We saw power differentials at work in the concept of diglossia—the functional separation of two languages (or dialects) in a multilingual society. In a diglossic situation, one language is reserved for use in formal contexts such as school, government, and the media (i.e., the High variety) while another language is used in informal settings of the home and the ethnic community (i.e., the Low variety). What this means is that people who do not know the High variety are kept out of the activities associated with power in the societies in which they live. And since the High variety is learned only at school, education takes on a special meaning. We saw that speakers of the High variety often use that variety to wield power over speakers of a Low variety and limit other people’s access to socioeconomic opportunities.

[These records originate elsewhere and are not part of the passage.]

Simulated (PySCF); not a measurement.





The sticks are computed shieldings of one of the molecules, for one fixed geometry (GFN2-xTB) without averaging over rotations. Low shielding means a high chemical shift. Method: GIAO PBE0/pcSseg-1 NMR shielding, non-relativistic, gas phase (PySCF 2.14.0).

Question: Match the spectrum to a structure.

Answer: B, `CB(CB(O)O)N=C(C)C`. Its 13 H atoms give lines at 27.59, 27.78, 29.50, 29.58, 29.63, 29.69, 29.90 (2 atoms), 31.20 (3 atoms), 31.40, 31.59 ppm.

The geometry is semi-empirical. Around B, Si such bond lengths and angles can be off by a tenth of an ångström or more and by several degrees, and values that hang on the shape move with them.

We also saw that linguistic diversity is quickly decreasing around the world, with the majority of the 6,000 or so languages spoken today predicted to be gone by the end of the twenty-first century. Many small languages are dying because their speakers are no longer using them and teaching them to their children. Official language policies of most nations favor the languages of people in power, and the burden to become bilingual falls on speakers of minority languages. In the face of powerful social and political pressures, many minority language communities are turning their backs on their mother tongues. The imminent extinction of the majority of the world’s languages is a tragedy, something we should work hard to avoid.

We examined the official language policies of different countries, and saw that there is often a mismatch between policy and actual patterns of people’s language use. I described officially bi-/multilingual countries, whose citizens are in fact mostly monolingual (e.g., Switzerland, Canada) and officially monolingual countries whose citizens are highly multilingual (e.g., Ghana, Nigeria, Senegal). We saw that the officially multilingual countries are essentially collections of largely monolingual regions whose languages are protected by law. I presented the monolingual policies of Latvia and Morocco, which are de facto bi-/multi- lingual countries. These policies reflect the desire of the governments of these countries to bring back power to their newly independent nations. But many people in both countries see a complete move to monolingualism as unrealistic and even harmful to their national competitiveness in the wider world.

Finally, we saw in the case of Singapore that language policy can have a profound effect on people’s language use. Although the Singaporean government has promoted bilingual education in English and mother tongue for all of its citizens, the government’s rather peculiar definition of mother tongue, based on a student’s father’s ethnicity, has privileged Mandarin over all other Chinese dialects. This has resulted in a massive shift to Mandarin among the Chinese majority who are originally speakers of other Chinese dialects such as Cantonese, Hakka, and Hokkien. One reason that the government’s “Speak Mandarin” campaign has been so successful is the widely held view among the different Chinese dialect groups that Mandarin is a unifying symbol of their ethnic identity. I will address the topic of identity in Chapter 5.